By Keach Hagey 

Facebook Inc. has been looking to boost its local-news offerings since a 2017 survey showed most of its users were clamoring for more.

It has run into a problem: there simply isn't enough local news in vast swaths of the country.

One-third of Americans live in a place where Facebook can't find enough local news being shared on its service to justify building a localized aggregator for that area, according to data released by Facebook on Monday.

Facebook's local-news aggregator, called Today In, was launched last year and is currently available in 400 cities through Facebook's mobile app. Facebook said it needs to be able to identify at least five news articles a day related to a city that are shared on the platform to justify building a Today In for that city.

The places where this isn't happening aren't only in sparsely populated areas, the data show. Even high-density states such as New Jersey have significant areas where Facebook was unable to find sufficient local-news coverage.

Facebook is releasing its data at a moment of profound concern about the viability of the U.S. local-news industry, which has seen advertising revenue collapse as platforms like Facebook and Alphabet Inc.'s Google have taken market share.

According to Penelope Muse Abernathy, the Knight Chair in Journalism and Digital Media Economics at the University of North Carolina and a former Wall Street Journal executive, more than one in five newspapers have closed in the last decade and a half, leaving half the counties in the nation with just one newspaper, and 200 counties with no newspaper at all.

Nicco Mele, director of the Shorenstein Center on Media, Politics and Public Policy at the Harvard Kennedy School, predicted in 2016 that as many as half of the country's local newspapers will no longer be in print by 2021.

Online-only outlets have managed to fill only a fraction of the void. While nearly 1,800 newspapers have died in the last decade and a half, in Ms. Abernathy's analysis, only about 400 local-news sites have been born in those communities, mostly clustered around big cities.

Facebook has played a role in the decline of local news outlets. Together with Google, it has sucked up much of the advertising revenue that used to go to newspapers. The dominance of the duopoly -- which earned 60% of all digital advertising revenue in the U.S. last year, according to eMarketer, and accounted for nearly all of the growth -- has made it difficult for online-only news sites to build robust advertising businesses.

Online publishers have also complained that the platforms of Facebook and Google have too much power over who sees their news stories. A change to the Facebook News Feed algorithm last year to prioritize posts from friends and family hurt many digital publishers' traffic and put some out of business.

Facebook executives are aware that if the company kills local news, it will wound itself in the process.

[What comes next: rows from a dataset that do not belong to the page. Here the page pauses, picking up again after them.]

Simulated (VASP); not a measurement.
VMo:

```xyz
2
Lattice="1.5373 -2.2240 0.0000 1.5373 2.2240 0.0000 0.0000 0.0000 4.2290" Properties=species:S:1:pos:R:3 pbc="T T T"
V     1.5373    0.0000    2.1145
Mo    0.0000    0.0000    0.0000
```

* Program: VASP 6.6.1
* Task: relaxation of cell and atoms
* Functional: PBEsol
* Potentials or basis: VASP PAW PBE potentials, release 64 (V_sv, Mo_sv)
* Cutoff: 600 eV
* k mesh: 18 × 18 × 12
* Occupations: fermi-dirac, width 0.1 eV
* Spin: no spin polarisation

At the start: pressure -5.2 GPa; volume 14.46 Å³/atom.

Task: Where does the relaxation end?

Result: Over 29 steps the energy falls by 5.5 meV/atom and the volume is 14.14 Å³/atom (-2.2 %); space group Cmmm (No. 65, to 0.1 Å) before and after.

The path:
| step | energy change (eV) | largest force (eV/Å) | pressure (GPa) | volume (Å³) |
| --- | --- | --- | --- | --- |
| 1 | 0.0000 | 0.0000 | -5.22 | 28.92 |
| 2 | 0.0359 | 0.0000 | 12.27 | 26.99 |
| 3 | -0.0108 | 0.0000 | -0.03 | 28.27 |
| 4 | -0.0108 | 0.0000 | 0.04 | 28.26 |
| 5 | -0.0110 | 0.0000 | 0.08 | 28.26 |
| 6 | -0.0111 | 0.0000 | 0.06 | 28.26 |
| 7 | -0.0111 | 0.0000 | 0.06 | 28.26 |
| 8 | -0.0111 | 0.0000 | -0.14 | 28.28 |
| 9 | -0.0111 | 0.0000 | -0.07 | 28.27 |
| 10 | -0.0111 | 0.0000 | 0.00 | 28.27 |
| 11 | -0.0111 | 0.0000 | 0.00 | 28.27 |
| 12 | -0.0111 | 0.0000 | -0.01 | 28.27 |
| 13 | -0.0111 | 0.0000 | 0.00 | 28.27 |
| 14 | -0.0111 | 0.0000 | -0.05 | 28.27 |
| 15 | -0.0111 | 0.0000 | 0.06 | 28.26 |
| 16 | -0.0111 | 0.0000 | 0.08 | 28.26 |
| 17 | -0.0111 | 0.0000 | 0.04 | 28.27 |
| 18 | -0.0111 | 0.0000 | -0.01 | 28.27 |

"We really do care deeply about local news, not only because it's the right thing to do, but also because users have told us for years that what they want to see is more local news," said Jimmy O'Keefe, product marketing manager for Today In.

To that end, Facebook has donated millions of dollars and organized programs in recent years to bolster the local-news industry. On Monday, it also announced the Facebook Journalism Project Community Network, a grant and mentoring program for local news outlets.

The company also announced that it would be sharing its data about local-news "deserts" with leading academics, including Ms. Abernathy and Mr. Mele, to further their research.

"We've been clear from the beginning that we think the first step to solving this problem is measuring it," said Anthea Watson Strong, product manager for Today In, adding that only after collaboration with academics could the company determine "what kind of intervention" it should take.

"I'm looking forward to getting the data and overlaying it on the data we have on news deserts," Ms. Abernathy said.

Write to Keach Hagey at keach.hagey@wsj.com

 

(END) Dow Jones Newswires

March 18, 2019 06:14 ET (10:14 GMT)

Copyright (c) 2019 Dow Jones & Company, Inc.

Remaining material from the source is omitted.